Holiday wish lists and New Year’s resolutions are filling the air and I’ve reduced mine to just one in the world of Tennessee politics and the press: Speak the unspeakable truth about this beautiful state’s economic slide to the point it’s a Third World state.

This wish will not be granted and before you say you are reading a column from the village Grinch, you really aren’t. And if it sounds like the worst of all moments to write such a harsh statement, it’s not done with any flamboyance.

For three years, I’ve privately discussed my opinion with a wide range of opinion makers and intellectuals I respect and while they caution such a claim may be an over-reaching of the facts, they have come to the point they respect the opinion as a summary statement of how much the state has lost in momentum and economic vitality.

While Gov. Don Sundquist may claim all sorts of progress has been made, other statistics show the state losing 55,000 manufacturing jobs and job creation is only to be found in the low-paying service sector. That’s just one statistic, of course, but it was cited to me recently by one of the brightest minds in public life who told me, to my amazement, he believed the state was becoming a Third World economy.

The cold truth is we don’t have the educational infrastructure to build a new economy based on information. Tennessee primary and secondary education is ragged, producing highly prepared and under-prepared students for universities. Most of the highly motivated students chose colleges and universities outside of the state and they don’t come home.

I don’t think much of test scores, either. I think the poor teachers have no freedom left and they have to teach to the test. And it’s one of the nasty little secrets of higher education that the best and brightest students don’t often select teaching as a career field. If they do, they leave the classroom in less than 10 years, burned out by parental abuse, fear for their own safety, heavy-handed administrations, politics and uncompetitive salaries.

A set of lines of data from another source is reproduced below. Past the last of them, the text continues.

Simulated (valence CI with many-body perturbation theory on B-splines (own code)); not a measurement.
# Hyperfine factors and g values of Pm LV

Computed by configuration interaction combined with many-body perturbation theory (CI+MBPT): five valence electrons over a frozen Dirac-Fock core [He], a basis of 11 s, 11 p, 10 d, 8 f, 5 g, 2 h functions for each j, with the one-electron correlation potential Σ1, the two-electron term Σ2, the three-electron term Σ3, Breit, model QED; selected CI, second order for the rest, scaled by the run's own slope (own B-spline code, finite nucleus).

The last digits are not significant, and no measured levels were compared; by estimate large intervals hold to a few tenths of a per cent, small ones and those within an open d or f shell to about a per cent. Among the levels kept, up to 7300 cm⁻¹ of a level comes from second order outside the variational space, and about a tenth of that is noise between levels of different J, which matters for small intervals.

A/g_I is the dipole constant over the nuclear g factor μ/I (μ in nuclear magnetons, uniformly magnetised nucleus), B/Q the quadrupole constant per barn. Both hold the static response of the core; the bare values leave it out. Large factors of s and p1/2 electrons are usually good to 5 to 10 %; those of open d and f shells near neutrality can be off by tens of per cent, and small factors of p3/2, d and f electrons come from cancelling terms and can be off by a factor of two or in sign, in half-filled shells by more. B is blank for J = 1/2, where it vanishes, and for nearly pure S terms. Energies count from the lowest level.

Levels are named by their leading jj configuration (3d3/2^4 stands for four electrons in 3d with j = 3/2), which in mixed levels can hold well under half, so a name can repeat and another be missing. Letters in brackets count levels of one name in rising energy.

The universities are under-funded so much that tuition increases will not stop and even with those new dollars, they have never been funded at the level to become real engines of the new economy. They have never been funded at the level of a real university and struggle with heavy teaching loads and low salaries.

Education is one of the keys needed to unlock the doors of the new economy, which has passed the state by. Even when a city such as Nashville, which is a fine city, struggles and recruits companies like Sprint and Nortel, it sees them wither under the weight of a weakened economy.

It’s hard to understand how to revitalize our economy without new funding for our entire educational system. Ah, but the money isn’t there. What new money is there has already been spent by the courts constantly ordering the state to follow the rules established by the federal government in health care or demanding equitable pay for all teachers. So, there we are, betrayed by a legislature that won’t consider tax reform because it’s run by lobbyists and scared by right-wing radio and horn honkers.

Gov.-elect Phil Bredesen isn’t superman. Gifted, yes. But even he may not be able to find the money needed to ignite an economic renaissance for us. If he started by stating some of our cold realities, it might alert us to our troubled condition. But such a truth may not be spoken by politicians, chambers of commerce, or even leaders of education because it may be seen as crushing our dreams and hopes.

Perhaps so. But stark cold opinion sometimes brings about a cleansing, a break with the media images and spun facts, in order to truly build a bright tomorrow for a state I have grown to love.

(Ed Kimbrell is a professor in MTSU’s School of Journalism.)